Top critical review
The Original direction of Fumbling Towards Ecstasy
on December 17, 2003
I'm not actually sure why people consider this as one of Sarah McLachlan's released Albums. I actually see this CD as rather like a b-side thing, a bonus compilation of some sort because each track on this CD is from Fumbling Towards Ecstasy. Each song, though, is different from Fumbling Towards Ecstasy such as instrumentation as well as some shifts from the melodic structure of the songs.
1. CD-ROM Multimedia Presentation.
2. Elsewhere: this song is driven by the bass, drum, and guitar, and light piano. This piece sounds very "bluesy". The melodic structures of the verses have changed a bit, while the chorus does sound like the original track.
3. Plenty: the piece consists of very little instrumentation at all. There is some screeching sounds in the background, which is annoying. As the song progresses, about 2 minutes in, there is dramatic drumming that is introduced as well as the keyboard, although very gentle. This song focuses is rather around vocals. The melodic structure of the song is rather the same as Fumbling Towards Ecstasy. This piece is quite haunting.

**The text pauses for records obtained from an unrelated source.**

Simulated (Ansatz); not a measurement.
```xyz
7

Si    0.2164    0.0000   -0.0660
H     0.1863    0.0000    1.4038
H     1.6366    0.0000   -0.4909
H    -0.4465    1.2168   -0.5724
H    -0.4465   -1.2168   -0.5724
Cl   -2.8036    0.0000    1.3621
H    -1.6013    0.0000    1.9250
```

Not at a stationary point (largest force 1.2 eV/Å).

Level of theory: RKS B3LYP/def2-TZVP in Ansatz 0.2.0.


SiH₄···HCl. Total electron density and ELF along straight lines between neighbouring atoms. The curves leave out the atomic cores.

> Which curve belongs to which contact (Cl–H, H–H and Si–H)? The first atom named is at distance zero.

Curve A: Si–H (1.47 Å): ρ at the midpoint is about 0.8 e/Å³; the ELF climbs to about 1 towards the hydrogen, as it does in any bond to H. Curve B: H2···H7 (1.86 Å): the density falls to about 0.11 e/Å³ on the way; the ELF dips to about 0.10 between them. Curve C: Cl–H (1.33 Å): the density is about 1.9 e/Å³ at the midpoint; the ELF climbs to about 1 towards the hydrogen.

4. Mary: this song is driven by the guitar as well as the piano. The song is sung rather with much more dramatic pose. The drum machine sound from Fumbling Towards Ecstasy is gone and makes this piece much more intimate. In my opinion, this song is much better than Mary that could be found in Fumbling Towards Ecstasy. Sarah's vocals are demonstrated in this song.
5. Good Enough: this song starts off with organs that sounds very much like a Psalmody, church music. Later on the piano is introduced. The melodic structure of the song is kept from the original. This piece though seems very boring.
6. Hold On: The song as a very long piano introduction, as well as centering around the piano. This song is much more softer than the original piece. No longer emotionally driven by drum beats and the guitar, the vocals of Sarah takes the place of all of them. Her voice is very clear and emotional in this particular piece. My opinion, this piece is much better than the original. Hold On from this track is much more intimate.
7. Ice Cream: this version is quite similar to Ice Cream from Mirrorball. Ice Cream is recorded as to how Sarah would perform it live. This song is driven by the bass and guitar. Background vocals do a great job complimenting Sarah quite well, which is accompanied by Ashwin.
8. Ice: this song is driven the bass and electric guitar, as well as percussions. The vocals are diminished as they are overpowered by the instruments within this piece. There is very much less dramatic pose than the original. The melodic structure of the piece is kept from Fumbling Towards Ecstasy.
9. Ol'55: the only cover song on this CD, which was originally written by Tom Waits. This song sounds very country-ish. This piece sounds quite different with what Sarah would write or sing. This piece does show another side of McLachlan, but not something I would like to listen to.
This CD, I would recommend to Sarah McLachlan fans who have developed a liking to Fumbling Towards Ecstasy and want to hear a different side to some of the songs from Fumbling Towards Ecstasy. They are quite different, some of which are good and some of which one would be happy that they weren't released in Fumbling Towards Ecstasy. If you are a new fan to Sarah McLachlan, I would recommend Sarah's other CD: Fumbling Towards Ecstasy, Surfacing, or even Afterglow. This CD just shows another side of Sarah and basically the original structures of the song. In the cover sleeve, Sarah writes:
"Most of the songs on Fumbling Towards Ecstasy began as acoustic pieces. Early in the recording process we thought about putting out two records: one record of the original acoustic songs and another with more produced and/or layered songs. In time, one version usually presented itself to be the stronger or just more interesting in its instrumentation and direction, whatever felt right at the time.
I love Fumbling Towards Ecstasy recording and wouldn't change a thing, but I love these versions as reminders of where the songs started and of the various paths we wandered down to discover their identities. It was a joy watching them grow."
Truly in contrast to Fumbling Towards Ecstasy, each piece did develop and grow into much more beautiful music, except for Mary, which I would have preferred have been on the Fumbling Towards Ecstasy released. Overall, this CD is okay, only if you are a fan of Fumbling Towards Ecstasy, and want to explore in their original paths.